That's this week's Signal Boost! If you have a project you'd like to see here get in touch or check Twitter for my weekly call.
Westworld Covers: Exit Music - For A Film

Not just a haunting piece of music but again one that speaks to the core motifs of the show, the idea of story as a maze we're trapped in and of the same things happening in a different key. Listen especially to the end where this merges with one of the main orchestral themes for the show.

Video description: Over an image of a Host from the show in the Virtruvian Man pose, the Ramin Djawadi cover of 'Exit Music - For A Film' by Radiohead used in Westworld Season 1 plays.

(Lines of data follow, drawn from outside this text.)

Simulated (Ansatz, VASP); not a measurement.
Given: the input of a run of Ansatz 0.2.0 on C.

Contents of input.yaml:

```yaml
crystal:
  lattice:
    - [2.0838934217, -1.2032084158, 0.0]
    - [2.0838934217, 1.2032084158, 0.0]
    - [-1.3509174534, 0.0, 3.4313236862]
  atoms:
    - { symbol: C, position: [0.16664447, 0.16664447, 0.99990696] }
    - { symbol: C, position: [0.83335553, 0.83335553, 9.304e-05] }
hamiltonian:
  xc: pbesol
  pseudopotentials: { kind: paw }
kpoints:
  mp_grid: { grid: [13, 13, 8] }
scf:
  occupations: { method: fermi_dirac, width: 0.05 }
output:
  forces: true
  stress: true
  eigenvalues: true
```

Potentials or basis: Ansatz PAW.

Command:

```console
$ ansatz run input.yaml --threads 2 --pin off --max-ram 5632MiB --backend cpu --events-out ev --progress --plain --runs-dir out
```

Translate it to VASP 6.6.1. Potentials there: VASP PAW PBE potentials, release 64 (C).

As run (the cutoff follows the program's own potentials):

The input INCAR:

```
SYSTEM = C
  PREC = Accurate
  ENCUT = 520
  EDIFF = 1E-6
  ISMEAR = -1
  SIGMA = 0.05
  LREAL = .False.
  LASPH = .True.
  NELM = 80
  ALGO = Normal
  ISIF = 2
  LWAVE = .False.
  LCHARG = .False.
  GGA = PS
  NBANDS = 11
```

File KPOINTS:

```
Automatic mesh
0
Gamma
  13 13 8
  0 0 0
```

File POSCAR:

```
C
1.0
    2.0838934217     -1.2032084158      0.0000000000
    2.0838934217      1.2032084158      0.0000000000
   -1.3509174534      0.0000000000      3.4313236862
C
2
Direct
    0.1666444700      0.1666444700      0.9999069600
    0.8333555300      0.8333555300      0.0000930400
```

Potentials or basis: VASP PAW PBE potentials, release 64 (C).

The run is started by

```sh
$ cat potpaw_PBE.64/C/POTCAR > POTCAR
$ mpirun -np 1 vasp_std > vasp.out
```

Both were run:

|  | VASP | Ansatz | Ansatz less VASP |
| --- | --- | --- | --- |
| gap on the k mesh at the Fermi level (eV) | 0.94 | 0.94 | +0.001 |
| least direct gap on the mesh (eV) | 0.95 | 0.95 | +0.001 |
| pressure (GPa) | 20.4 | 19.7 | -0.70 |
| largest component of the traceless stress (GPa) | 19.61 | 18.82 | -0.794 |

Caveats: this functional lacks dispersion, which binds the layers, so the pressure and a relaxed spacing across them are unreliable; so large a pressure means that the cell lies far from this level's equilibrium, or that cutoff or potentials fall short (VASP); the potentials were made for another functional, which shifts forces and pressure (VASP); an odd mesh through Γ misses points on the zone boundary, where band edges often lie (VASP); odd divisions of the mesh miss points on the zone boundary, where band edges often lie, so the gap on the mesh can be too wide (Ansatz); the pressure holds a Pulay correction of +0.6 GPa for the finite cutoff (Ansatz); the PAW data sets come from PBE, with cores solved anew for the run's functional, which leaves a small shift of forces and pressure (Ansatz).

Where You Can Find Us This Week

In The Booth

  • I recorded a great interview with Scott over at The Permaculture Podcast which will go live in a couple of weeks. We'll link to it then but in the meantime go say hello at@permaculturepod or his metal music and TTRPGs twitter, @nordaim.

Twitch

  • An adorable lake monster! Questionable accents! UN!DEAD! GANGSTERS! The Darkside Detective continues to be immense fun and it turns out the solution to the case was three bonus cases!
  • Another ending! Some SERIOUS cosmic horror! Slay the Princess is amazing and we can't wait to play the full game next year! Here, as ever, are the Show Notes.

Podcast Land

 

PseudoPod 823: Little Freedoms

Westworld Covers: Sweet Child o' Mine

The all-cyberpunk, all the time third season of the show gets a lot of hate but I dug the heck out of it. The music choices also remained excellent.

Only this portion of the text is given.